A Troubling Year in Review

One aspect of getting older, and wiser, is the shedding of once comforting, but in fact naïve illusions about individuals or groups. We normally trust that certain people and groups who profess to carry out a particular and demanding mission in society are in fact going to do just that. Past performance, as far as we know, was good and the future promises more of the same.

But reality is more complicated than that. Illusions give way to a more realistic understanding. High expectations about people and groups are often shown to be illusions based on incomplete knowledge of their past performance. The reputation for competence and integrity may exist largely because contradictory evidence of failure was carefully hidden from public view, or downplayed when made public.

The overcoming of the false impressions that once buttressed our appreciation of persons and groups is a good and necessary step in facing the world as it is, not as we would wish it to be. I remember being told that growth into maturity consists in the ever-increasing ability to deal effectively with complexity. Simplistic judgments are often attractive but are not usually sufficient.
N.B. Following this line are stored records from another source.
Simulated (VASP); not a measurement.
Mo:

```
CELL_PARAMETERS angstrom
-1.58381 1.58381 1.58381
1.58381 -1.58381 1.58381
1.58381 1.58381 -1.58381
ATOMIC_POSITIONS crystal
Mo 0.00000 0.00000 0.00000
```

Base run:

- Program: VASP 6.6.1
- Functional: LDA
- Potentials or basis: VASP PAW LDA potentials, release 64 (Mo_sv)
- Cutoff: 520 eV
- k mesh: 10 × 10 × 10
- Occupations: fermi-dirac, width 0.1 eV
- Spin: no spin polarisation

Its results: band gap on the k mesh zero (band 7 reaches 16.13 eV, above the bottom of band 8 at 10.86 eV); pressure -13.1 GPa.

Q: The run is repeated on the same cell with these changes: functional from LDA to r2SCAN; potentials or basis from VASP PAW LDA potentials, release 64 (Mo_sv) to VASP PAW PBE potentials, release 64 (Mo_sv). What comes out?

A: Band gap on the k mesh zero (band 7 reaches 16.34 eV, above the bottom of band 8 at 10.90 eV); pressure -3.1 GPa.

Knowing the complexity of things, however, should not mean losing our sense of awe for God’s providence in guiding the course of the world and His Church. Discovering facts and casting aside illusions is unsettling, especially when it comes to the way the Church manages her affairs, which means how the leaders of the Church carry out their duties, which should be in absolute fidelity to the teaching of Christ.

These year-end reflections on illusion and reality are of course prompted by what has been happening in our Church during the past twelve months. The reality is that the once common high regard for bishops as a group, and for many individual bishops, has been shattered by the revelation of sexual abuse and episcopal patterns of covering up immorality and malfeasance.